Case ID: okla-crim_33/html/0298-01.html
Source: Caselaw Access Project
Author: {"author": "EDWARDS, J.", "license": "Public Domain", "url": "https://static.case.law/"}
Date Created: 2024-08-24T03:29:51.129683

J. B. STEINER v. STATE.
    No. A-5312.
    Opinion Filed March 6, 1926.
    (243 Pac. 1002.)
    
      Streeter Speakman, for plaintiff in error.
    Geo. F. Short, Atty. Gen., and G. B. Fulton, Asst. Atty. Gen., for the State.
   EDWARDS, J.

The plaintiff in error, hereinafter called defendant, was convicted of grand larceny in ■ the superior court of Creek county, sentenced to serve a term of three years in the state penitentiary. An examination of the record discloses that a preliminary complaint was filed before a justice of the peace and a preliminary hearing had; upon the conclusion of the hearing, the court, after reciting something of the proceedings, concluded as follows:

“* * * After due consideration of the testimony adduced, the court bound deft, over to the superior court, fixing bond in the sum of $2,500.”

The papers were then transmitted to the superior court and an information filed.

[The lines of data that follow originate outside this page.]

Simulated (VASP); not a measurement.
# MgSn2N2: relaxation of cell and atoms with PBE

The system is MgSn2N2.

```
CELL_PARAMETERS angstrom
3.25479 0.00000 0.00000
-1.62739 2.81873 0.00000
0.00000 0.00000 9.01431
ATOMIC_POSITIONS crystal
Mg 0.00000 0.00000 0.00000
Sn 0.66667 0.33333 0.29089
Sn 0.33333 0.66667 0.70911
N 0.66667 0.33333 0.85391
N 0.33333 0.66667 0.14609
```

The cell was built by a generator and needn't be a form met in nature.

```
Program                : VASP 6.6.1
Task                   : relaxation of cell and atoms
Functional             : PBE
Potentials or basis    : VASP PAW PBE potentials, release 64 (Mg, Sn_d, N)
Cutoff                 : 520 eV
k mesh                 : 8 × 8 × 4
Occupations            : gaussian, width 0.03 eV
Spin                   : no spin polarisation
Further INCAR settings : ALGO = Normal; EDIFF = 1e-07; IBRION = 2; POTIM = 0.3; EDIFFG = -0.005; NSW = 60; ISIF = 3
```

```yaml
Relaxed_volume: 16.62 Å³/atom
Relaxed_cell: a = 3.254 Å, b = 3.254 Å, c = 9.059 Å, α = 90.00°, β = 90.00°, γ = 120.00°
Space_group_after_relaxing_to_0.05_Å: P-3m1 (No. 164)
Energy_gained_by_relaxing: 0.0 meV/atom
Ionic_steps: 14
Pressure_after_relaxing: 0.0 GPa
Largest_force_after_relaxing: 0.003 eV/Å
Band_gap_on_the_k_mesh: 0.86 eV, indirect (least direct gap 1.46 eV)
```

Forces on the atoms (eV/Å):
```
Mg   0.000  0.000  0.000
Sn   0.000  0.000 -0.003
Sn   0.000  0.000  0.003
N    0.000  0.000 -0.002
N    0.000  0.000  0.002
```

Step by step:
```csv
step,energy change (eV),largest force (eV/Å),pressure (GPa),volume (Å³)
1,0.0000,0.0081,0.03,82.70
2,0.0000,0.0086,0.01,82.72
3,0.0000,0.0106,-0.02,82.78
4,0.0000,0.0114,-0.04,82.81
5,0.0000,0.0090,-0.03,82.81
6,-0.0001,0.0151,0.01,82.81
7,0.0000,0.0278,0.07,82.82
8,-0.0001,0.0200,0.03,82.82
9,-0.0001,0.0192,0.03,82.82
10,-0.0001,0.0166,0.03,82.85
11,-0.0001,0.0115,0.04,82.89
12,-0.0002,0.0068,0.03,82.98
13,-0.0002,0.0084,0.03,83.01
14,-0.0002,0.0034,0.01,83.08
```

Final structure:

The defendant’s motion to quash the information for the reason that the preliminary complaint before the justice of the peace was not verified was overruled, which ruling is assigned as error. The law requires that a complaint be verified. Section 2959, Comp. Stat. 1921. This provision of the statute is intended to safeguard the personal security and liberty of the individual and to prevent the issuance of warrant and arrest upon baseless and unfounded prosecutions. An unverified complaint is sufficient for ■ all purposes except the issuance of a warrant. The failure to verify may be waived, and is waived by proceeding without objecting to the sufficiency of the complaint on that ground to give jurisdiction of the person. Here the defendant made no objection to the preliminary complaint, but demanded and was awarded a preliminary hearing upon it. He did not challenge it until an information was filed in the superior court. The objection came too late. In re Talley, 4 Okla. Cr. 398, 112 P. 36; In re Cummings, 11 Okla. 286, 66 P. 332; Bergdohl v. People (Colo.) 61 P. 228; State v. Brown (Mo.) 79 S. W. 1111.

It is further argued that the court erred in overruling the motion to quash for the reason that there was no finding by the justice of the peace that a crime had been committed and that there was sufficient cause to believe the defendant committed it. The only record purporting to be an order holding the defendant for the superior court is as above recited. The statute, section 2497, Comp. Stat. 1921, is as follows:

“If, however, it appear from the examination that any public offense has been committed, and that there is sufficient cause to believe the defendant guilty thereof, the magistrate must in like manner indorse on the complaint an order signed by him to the following effect: It appearing to me that the offense named in the within complaint mentioned (or any other offense, according to the fact, stating generally the nature thereof), has been committed, and that there is sufficient cause to believe the within named A. B. guilty thereof, I order that he be held to answer the same.” Williams v. State, 6 Okla. Cr. 373, 118 P. 1006; Bradshaw v. State, 16 Okla. Cr. 624, 185 Pac. 1102; Norwood v. State, 14 Okla. Cr. 637, 169 Pac. 656.

In order to give the county attorney authority to file an information charging a felony predicated on a preliminary examination, it. is necessary that the magistrate before whom such preliminary is held find that a public offense had been committed and that there is sufficient cause to believe the defendant guilty thereof. If such order is made and not indorsed on the complaint, the court to which the proceedings are sent has jurisdiction to order the proper indorsement made on the complaint, or if entered on thé docket of the justice and not on the complaint, to order a transcript made and filed in the trial court. When the proceedings are challenged and it is made to appear that no order was made by the magistrate, the court is without jurisdiction. As was said in the case of Williams v. State, supra:

“The determination of the examining magistrate would seem to be no less important and jurisdictional than is the finding of a grand jury upon an indictment.”

See, also, Payne v. State, 30 Okla. Cr. 219, 235 Pac. 558.

Probably the justice who held the preliminary made the proper order. If he did, when the jurisdiction of the superior court was challenged and the proper finding and order were not in the transcript, it was the duty of the superior court to ascertain if they had in fact been made, and if so, to have them certified to his court and there filed. If the finding and order had not been made, the motion to quash should have been sustained and the defendant discharged or a preliminary trial ordered. Since there was not a sufficient finding and order as required by section 2497, Comp. St. 1921, the superior court did not have jurisdiction.

The case is reversed and remanded.

BESSEY, P. J., and DOYLE, J., concur.